It is five degrees below freezing - a typical winter evening in Kelowna, B.C., Canada. In front of a busy shopping mall, a small car pulls up to the curb, the driver's door opens, and a witch steps out. Dressed in a long black robe, and wearing a tall pointed hat, the witch opens the trunk of her car. But instead of a typical witch's broom, she lifts out a five foot long white tube, one foot in diameter, and obviously quite heavy. Struggling with the awkward, mysterious object, she gently lays it on the sidewalk, and begins to pull other strange looking things out of her car.
A curious crowd starts to gather as the witch begins to fit all these strange objects together. Finally, someone can't stand the suspense any longer, and asks the witch what she is doing, and in a voice that sounds very unlike a witch, she replies that she is putting together a telescope. For it is Halloween, and the witch is a member of the Okanagan chapter of the Royal Astronomical Society of Canada, volunteering her time, and braving the freezing cold to share the wonders of the Universe with her fellow Humans.
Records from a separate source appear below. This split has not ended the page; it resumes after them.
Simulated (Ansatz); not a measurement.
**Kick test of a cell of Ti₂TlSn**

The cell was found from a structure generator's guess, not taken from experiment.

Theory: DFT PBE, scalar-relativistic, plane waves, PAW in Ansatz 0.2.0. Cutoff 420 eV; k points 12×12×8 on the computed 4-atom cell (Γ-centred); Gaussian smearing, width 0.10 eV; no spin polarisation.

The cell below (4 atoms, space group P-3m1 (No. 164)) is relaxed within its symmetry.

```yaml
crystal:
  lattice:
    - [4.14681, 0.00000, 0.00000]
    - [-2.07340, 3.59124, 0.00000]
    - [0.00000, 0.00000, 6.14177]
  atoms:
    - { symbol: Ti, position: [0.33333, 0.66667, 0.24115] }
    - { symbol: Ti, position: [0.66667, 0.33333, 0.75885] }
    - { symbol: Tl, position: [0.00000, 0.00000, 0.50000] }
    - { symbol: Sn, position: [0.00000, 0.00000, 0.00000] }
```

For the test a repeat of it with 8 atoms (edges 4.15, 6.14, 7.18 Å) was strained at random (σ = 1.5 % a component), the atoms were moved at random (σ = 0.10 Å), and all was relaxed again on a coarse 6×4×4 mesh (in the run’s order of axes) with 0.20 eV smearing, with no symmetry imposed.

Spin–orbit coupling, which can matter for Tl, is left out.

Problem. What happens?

She points the telescope at the sky, and people begin to line up for their turn at the eyepiece. The witch smiles, and suddenly the night doesn't seem quite so cold, as she hears the inevitable exclamations of Wow! and Oh my God! and I can't believe it! as people see things they've never seen before. Things they didn't even know were up there. Things of unspeakable beauty, and wonder, and mystery. Things that make them think. Things that make them smile. Things that make their own personal problems go away, for a few moments at least. Things that help them begin to appreciate the immensity and grandeur of the Universe around them, and their small yet significant place within it all.
The best part is the kids. Seeing the excitement on their faces as they see the rings of Saturn, or the craters of the Moon for the first time. You know that you've opened their minds, and changed their perspective on the world around them, and their lives will never be quite the same.
After looking at the incredible rings of Saturn, a group of teenagers decide it is much too spectacular to be real, and think it is all a hoax. A Halloween trick, to entertain the young and the gullible. Of course, they are much too smart to be fooled. Only after the witch lets them control the telescope, and point it in different directions, and look at other things, are they finally convinced that what they are seeing is real. In the end they are so impressed they stick around half the night, and bring the witch a steaming cup of hot coffee to ease the chill.
As usual there's always one or two people that just can't seem to get into the spirit of things. Like the woman, who, after a quick glance through the eyepiece, haughtily proclaims that she can see much better pictures on the internet, and marches off. And the drunk, who is more interested in things amorous, than in things astronomical. Thankfully, he too, eventually stumbles off into the night.
But most people are very impressed, and very grateful that someone would make the effort, on a cold winter night, to come out and give them the opportunity to do something so exciting, and entertaining, and educational, that they would otherwise never find the time or inspiration to fit into their busy lives. And they thank the witch, over and over, and it warms her heart.
For despite the pointed hat, the lady out on the sidewalk with her telescope is no witch. She is more of an angel, come to Earth to enlighten, and to inspire the mortals around her to open their minds, and look beyond themselves, and hopefully start to treat each other a little bit better. For once someone has caught a glimpse of the infinite, they are not so easily drawn into petty quarrels and fights.
So the next time you see this little lady with her big telescope out on the streets of Kelowna (with or without a pointed hat), stop and say Hi. Her name is Colleen, and if there were more people like her, the world would be a much happier and safer place.